Granta’s summer issue is themed “The Legacies of Love,” and in a new story from the online issue, Glasgow-based writer Sophie Mackintosh strips love back to its animal bones in a story that is less rom-com and more Hunger Games, but without the love triangle.
Murder class was the new thing, but of course they didn’t call it that. They called it Specialised Life Skills for Girls and it happened on Tuesdays and Thursdays.
In “The Weak Spot,” Mackintosh reveals a society exactly like ours, but where teenage girls are educated in survival skills and self-defense and then sent into the woods on a rite of passage: to hunt and kill a man. Afterwards, the girls extract a tooth from the man’s mouth to be worn around the neck as a talisman, a warning to predatory men, for the rest of their lives. The narrator of the story is an unwilling participant in this rite, though she knows she must go through with it lest she become a victim. Her mother wears a tooth around her neck, though she won’t talk about it (“It’s rude to ask”), and for her birthday her parents gift her a custom-made knife and a watermelon to stab while they cheer and snap photos from a safe distance. Mackintosh navigates this grim terrain with a brilliant eye for absurdity and dark humor (“someone threw up everywhere when they showed the first video, the one titled Decapitation by Bear Trap!”) and heaps of scathing insight:
I tried to think about whether I would rather kill a man or a deer and honestly I couldn’t choose, which made me feel bad, but men didn’t have the velvet-soft pelt at the back of their necks and a deer had never looked at me in a way that said they were thinking of me inside-out, of how I’d look if I was crying or motionless or asking them very gently not to do anything to me.

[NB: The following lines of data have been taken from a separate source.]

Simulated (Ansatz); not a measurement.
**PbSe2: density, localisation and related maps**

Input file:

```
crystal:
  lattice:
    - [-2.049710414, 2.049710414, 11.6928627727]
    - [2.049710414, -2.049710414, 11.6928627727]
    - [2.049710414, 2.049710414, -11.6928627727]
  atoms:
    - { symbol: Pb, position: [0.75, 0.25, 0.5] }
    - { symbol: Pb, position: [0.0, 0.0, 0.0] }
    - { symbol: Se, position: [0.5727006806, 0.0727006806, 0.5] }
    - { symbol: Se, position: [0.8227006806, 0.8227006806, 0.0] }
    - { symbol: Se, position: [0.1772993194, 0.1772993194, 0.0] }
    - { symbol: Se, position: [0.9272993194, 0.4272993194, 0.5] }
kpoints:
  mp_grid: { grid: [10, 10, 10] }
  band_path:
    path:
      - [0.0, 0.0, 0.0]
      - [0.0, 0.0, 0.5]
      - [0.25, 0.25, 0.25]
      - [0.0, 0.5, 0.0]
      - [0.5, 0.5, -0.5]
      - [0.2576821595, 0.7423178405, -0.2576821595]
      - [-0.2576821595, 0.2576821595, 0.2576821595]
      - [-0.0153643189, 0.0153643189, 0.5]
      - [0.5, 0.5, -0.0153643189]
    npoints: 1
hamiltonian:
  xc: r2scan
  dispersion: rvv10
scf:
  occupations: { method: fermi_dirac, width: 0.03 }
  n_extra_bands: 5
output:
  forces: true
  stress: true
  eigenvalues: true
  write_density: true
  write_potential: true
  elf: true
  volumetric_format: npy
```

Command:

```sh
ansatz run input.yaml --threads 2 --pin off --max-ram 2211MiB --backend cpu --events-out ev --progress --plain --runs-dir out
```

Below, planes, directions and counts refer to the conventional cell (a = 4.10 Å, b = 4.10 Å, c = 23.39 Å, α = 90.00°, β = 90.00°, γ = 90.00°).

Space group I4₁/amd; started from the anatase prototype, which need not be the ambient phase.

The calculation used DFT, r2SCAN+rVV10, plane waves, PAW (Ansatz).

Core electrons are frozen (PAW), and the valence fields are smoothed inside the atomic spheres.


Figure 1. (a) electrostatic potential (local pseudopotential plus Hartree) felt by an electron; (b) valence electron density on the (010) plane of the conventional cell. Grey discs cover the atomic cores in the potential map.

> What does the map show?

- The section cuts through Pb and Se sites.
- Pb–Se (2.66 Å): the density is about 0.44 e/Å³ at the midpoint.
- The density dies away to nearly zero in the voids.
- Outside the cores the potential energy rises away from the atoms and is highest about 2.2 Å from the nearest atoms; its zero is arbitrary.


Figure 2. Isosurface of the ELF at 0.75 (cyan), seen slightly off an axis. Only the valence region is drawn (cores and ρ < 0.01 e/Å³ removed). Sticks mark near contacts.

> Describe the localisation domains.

While teaching girls to be murderers may be overkill (pardon the pun), “The Weak Spot” does of necessity call to mind the messages girls receive on the topic of sexual assault today—don’t wear short skirts, don’t drink, don’t walk alone at night, or you’re asking for it—and make you wonder which approach is worse.
As the day the girls are to enter the forest approaches, the narrator builds upper body strength, learns to tie a dozen kinds of knots, memorizes the weak spots on a man’s body, and tries to harden her heart. Her teacher tells her she’s not ready, that her heart is too raw. “Make your heart an overdone steak and it won’t be eaten,” she says. The narrator can feel herself changing, not just with puberty but in another, less identifiable way. And here the story complicates. It becomes not only about the terrible capabilities of men but also of women, the wild and angry thing that may be hiding in any of us, and the consequences of an overdone heart.
Perhaps when you became wild there was no real change, it had just been latent in you, unnoticed even, until the day someone looked at you and pointed and said Wait a minute –, and I thought that would be worse, to have been terrible all your life but not to have known, to be such a surprise to yourself.